Data sets

The page displays all data sets that Databand is monitoring. Data sets play a significant role because they let the Databand system evaluate the quality of the data at various points throughout the data lifecycle. Because the system also evaluates intermediate data sets, problems can potentially be detected earlier - before your stakeholders receive bad data.

Filters

The data sets are grouped into Active and Archived ones, and they can be filtered by using Add filters. The following filters are available:

Data set type

A list with data set types.

Reported from

A list of integrations for which you want to display a data set.

Databases

A list of databases for which you want to display a data set.

You can also search for data sets by using the search box.

Data sets list

The list provides you with the name of data sets and the total number of records of the data sets. You can also check the data set path and the time of the last modification and operation that were performed on the data set.

Data set details

Click the name of the data set to display more details such as the type of the data set, its path, when it was synced for the first and last time, and the number of rows in it.

Additionally, the page displays the following tabs:

Overview

The tab displays the trends for both:

  • Daily rows (both written and read)
  • Daily data operations

The graphs present the trend over a specified time frame. As a result, you can check the transaction sizes as the preliminary data is ingested and transformed, instead of looking at the data when it has reached the final destination. In this way, you can spot and resolve problems during the data set lifecycle and not only when the lifecycle is completed.

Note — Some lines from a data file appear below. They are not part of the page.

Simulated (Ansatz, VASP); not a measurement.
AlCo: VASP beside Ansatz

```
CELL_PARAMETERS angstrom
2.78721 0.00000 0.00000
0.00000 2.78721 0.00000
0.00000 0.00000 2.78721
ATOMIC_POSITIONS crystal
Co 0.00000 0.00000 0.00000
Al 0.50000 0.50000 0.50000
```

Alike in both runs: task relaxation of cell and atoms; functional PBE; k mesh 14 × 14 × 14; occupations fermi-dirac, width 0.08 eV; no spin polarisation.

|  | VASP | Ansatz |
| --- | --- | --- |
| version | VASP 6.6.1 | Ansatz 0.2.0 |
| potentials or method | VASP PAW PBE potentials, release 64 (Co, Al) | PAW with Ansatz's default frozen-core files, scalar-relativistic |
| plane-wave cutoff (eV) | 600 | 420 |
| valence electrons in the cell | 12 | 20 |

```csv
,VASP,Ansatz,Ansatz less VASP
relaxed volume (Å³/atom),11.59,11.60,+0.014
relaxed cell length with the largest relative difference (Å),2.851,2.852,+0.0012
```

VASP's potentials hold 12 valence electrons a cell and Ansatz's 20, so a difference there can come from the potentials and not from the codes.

To display more detailed information for a specific date, hover your cursor over the points on the graph.

In the Overview tab, you can also check the Issue summary table. It displays the problems that were discovered for a selected data set, if any.

The data on this page can be filtered by using the Seen during field that has options for predefined and custom periods.

History

The tab shows the historical data operations and can be filtered by a period, operation type, and issue type. For more information, go to Data sets history.

Operations

In the tab, you can display column statistics on a per-operation basis. To do so:

  1. Select the specific operation that you want to review from the Operation dropdown.
  2. Click a column name in the Column name column of the Operations schema table. The system will display the historical data quality metrics for the selected column over the last 15 runs.

Column statistics are only available when you log dataframes by using Databand's Python or Java SDK.